# Sharding for Write Scalability

In the last notebook, we saw that replication is excellent for scaling read requests, but it doesn't solve the **write bottleneck**—all `INSERT`, `UPDATE`, and `DELETE` operations must still go through a single Primary server.

When an application's write volume becomes too high for even the most powerful single server, we must turn to a more complex horizontal scaling technique: **Sharding**.

This notebook explains what sharding is, common strategies for implementing it, and the immense architectural challenges it presents.

--- 
## 1. What is Sharding?

**Sharding**, also known as **horizontal partitioning**, is the process of splitting a large database into many smaller, faster, more manageable parts called **shards**. Each shard is an independent database that runs on its own server and contains a unique subset of the total data.

Unlike replication (which copies all data to multiple servers), sharding splits the data up. No single server holds the complete dataset.

#### Analogy: The Gigantic Encyclopedia

You can't print a single book containing all human knowledge. Instead, you create an encyclopedia set. Volume A-C is one book (**Shard 1**), Volume D-F is another (**Shard 2**), and so on. To find information about "Dinosaurs", you don't search the whole library; you go directly to the "D-F" volume. A routing layer in front of the database acts as the encyclopedia's index, telling your application which shard to query.

### The Shard Key

The most critical decision in a sharded architecture is choosing the **shard key**. This is a column (or set of columns) in a table that the system uses to determine which shard a particular row belongs to. Common shard keys include `user_id`, `customer_id`, or `region`.

--- 
## 2. Common Sharding Strategies

How you use the shard key to distribute data determines the characteristics of your cluster.

### Range-Based Sharding
- **How it works**: Data is sharded based on a range of the shard key (e.g., User IDs 1-1,000,000 go to Shard A, 1,000,001-2,000,000 go to Shard B).
- **Pros**: Simple to implement and efficient for queries that scan ranges (e.g., "get all users who signed up in January").
- **Cons**: Can lead to **hotspots**. If one range is much more active (e.g., a new product launch causes a spike in new user IDs), that shard will be overloaded while others are idle.

### Hash-Based Sharding
- **How it works**: A hash function is applied to the shard key (e.g., `hash(user_id) % number_of_shards`). The result determines the shard.
- **Pros**: Distributes data very evenly across all shards, preventing hotspots.
- **Cons**: Makes range queries very difficult, as logically adjacent data (e.g., `user_id` 100 and 101) will likely be on different shards. To get a range, the application would have to query every single shard.
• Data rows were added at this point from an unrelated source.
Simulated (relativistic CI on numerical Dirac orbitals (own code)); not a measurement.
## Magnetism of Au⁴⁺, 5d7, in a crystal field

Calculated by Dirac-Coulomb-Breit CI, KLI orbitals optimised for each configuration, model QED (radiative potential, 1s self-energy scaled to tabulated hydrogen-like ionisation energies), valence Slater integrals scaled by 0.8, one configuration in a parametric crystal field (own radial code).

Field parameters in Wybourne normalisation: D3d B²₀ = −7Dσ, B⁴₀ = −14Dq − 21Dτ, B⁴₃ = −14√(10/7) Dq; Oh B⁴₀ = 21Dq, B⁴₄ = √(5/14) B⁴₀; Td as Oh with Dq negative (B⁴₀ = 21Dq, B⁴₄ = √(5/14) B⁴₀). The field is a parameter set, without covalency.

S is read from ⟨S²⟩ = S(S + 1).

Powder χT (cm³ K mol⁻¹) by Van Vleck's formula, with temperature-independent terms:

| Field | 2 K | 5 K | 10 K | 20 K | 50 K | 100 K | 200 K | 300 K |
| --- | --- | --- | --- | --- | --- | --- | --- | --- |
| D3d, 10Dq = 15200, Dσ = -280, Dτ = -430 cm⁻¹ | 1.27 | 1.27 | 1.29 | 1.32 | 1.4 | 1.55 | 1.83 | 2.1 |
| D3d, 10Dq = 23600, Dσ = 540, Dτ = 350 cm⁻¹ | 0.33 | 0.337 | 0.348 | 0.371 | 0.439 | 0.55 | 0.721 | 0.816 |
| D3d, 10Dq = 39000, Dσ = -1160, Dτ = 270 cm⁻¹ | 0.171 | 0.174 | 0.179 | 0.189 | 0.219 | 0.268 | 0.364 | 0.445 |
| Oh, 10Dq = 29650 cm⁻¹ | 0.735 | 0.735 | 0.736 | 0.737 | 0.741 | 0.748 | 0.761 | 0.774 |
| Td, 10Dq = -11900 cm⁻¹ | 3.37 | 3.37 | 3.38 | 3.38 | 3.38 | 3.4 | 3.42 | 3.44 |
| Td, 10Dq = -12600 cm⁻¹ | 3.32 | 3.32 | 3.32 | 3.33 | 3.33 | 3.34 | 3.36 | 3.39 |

### Directory-Based Sharding
- **How it works**: A separate lookup table (a "directory") explicitly maps each shard key value to its shard location.
- **Pros**: Extremely flexible. You can move individual tenants or users between shards just by updating the lookup table.
- **Cons**: The lookup table itself can become a single point of failure and a performance bottleneck.

--- 
## 3. The Immense Challenges of Sharding

Sharding is incredibly powerful, but it introduces significant complexity. It is not a decision to be taken lightly.

#### Cross-Shard Joins
Performing a `JOIN` on data that lives on different shards is a distributed systems nightmare. It's extremely slow and complex because the database has to make network requests between shards to gather the data. This often forces teams to **denormalize** their data (i.e., store duplicate copies of information) to ensure that data that needs to be joined lives on the same shard.

#### Transactions and Consistency
Guaranteeing ACID transactions across multiple servers is very difficult. A simple `COMMIT` is no longer atomic. This requires complex protocols like **two-phase commits (2PC)**, which are slower and can leave the system in an inconsistent state if a server fails mid-transaction. Many sharded systems choose to relax their consistency guarantees for better performance and availability.

#### Rebalancing (Resharding)
What happens when you need to add a new shard to your cluster because you're growing? The process of moving potentially terabytes of data between live production servers without downtime is a massive and risky operational challenge.

#### Schema Changes
Applying a simple schema change (like adding a column) is no longer a single command. You now have to coordinate that change across dozens or hundreds of independent databases, which is a complex deployment task.

--- 
## Conclusion

Sharding is the ultimate solution for write scalability, allowing an application to handle a virtually infinite write load. However, it fundamentally changes the architecture from a simple, consistent database to a complex distributed system.

It is a measure of last resort, to be adopted only when the write load has outgrown the largest possible single primary server. Before sharding, it is almost always better to first exhaust other options, such as **caching**.